Commissioner Allison Lee, who dissented on both counts, objected to the rule changes and guidance as “unwarranted, unwanted, and unworkable.” According to Lee, the new rules will
“increase issuer involvement in what is supposed to be independent advice from proxy advisory firms. The release still wholly fails to explain how amplifying the views of issuers will improve the substance of proxy voting recommendations. The final rules will still add significant complexity and cost into a system that just isn’t broken, as we still have not produced any objective evidence of a problem with proxy advisory firms’ voting recommendations. No lawsuits, no enforcement cases, no exam findings, and no objective evidence of material error—in nature or number. Nothing.”
Lee also noted her objection to the codification of “a new interpretation of what it means to solicit a proxy under Exchange Act Section 14(a) that departs from the Commission’s historical interpretation of that term. The interpretation largely ignores the significance the Commission has traditionally given to the distinction between solicited and unsolicited advice.”
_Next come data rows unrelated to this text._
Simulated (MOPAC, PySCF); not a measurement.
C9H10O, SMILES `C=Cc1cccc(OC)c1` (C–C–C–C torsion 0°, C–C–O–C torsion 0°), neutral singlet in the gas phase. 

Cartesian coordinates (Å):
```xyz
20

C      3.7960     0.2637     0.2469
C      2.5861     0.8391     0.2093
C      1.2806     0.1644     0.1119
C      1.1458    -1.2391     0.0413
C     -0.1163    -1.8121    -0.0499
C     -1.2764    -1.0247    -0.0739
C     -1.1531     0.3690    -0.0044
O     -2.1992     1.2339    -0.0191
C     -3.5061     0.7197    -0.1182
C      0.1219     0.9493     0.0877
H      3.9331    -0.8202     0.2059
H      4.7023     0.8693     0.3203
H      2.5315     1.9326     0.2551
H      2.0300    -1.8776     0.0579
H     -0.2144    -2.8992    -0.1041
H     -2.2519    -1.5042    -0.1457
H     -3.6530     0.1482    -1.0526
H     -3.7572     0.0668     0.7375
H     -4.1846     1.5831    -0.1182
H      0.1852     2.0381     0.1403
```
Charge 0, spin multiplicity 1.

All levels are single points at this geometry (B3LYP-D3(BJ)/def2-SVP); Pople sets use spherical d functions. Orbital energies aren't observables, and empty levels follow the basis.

Although the final release reflects modifications in response to public comment (46 in favor, 159 in opposition), to Lee, all the changes do is make the rules less objectionable, but still don’t justify it; the final rules may be “less prescriptive in terms of issuer intervention,” but much of that flexibility “is abrogated by the safe harbors which, as is well understood, will become the de facto rules.” The release indicates that the rule changes will provide shareholders with “a more complete mix of information,” but that is not a good reason, in Lee’s view, to “justify the forced consideration of issuer views that these rules require, particularly over the objection of investors.” In addition investors, the purported beneficiaries of the rule changes, widely opposed the proposal. And, the final changes are so different from the proposal that it’s unclear from comments or economic analysis what the costs, delays and disruption are likely to be.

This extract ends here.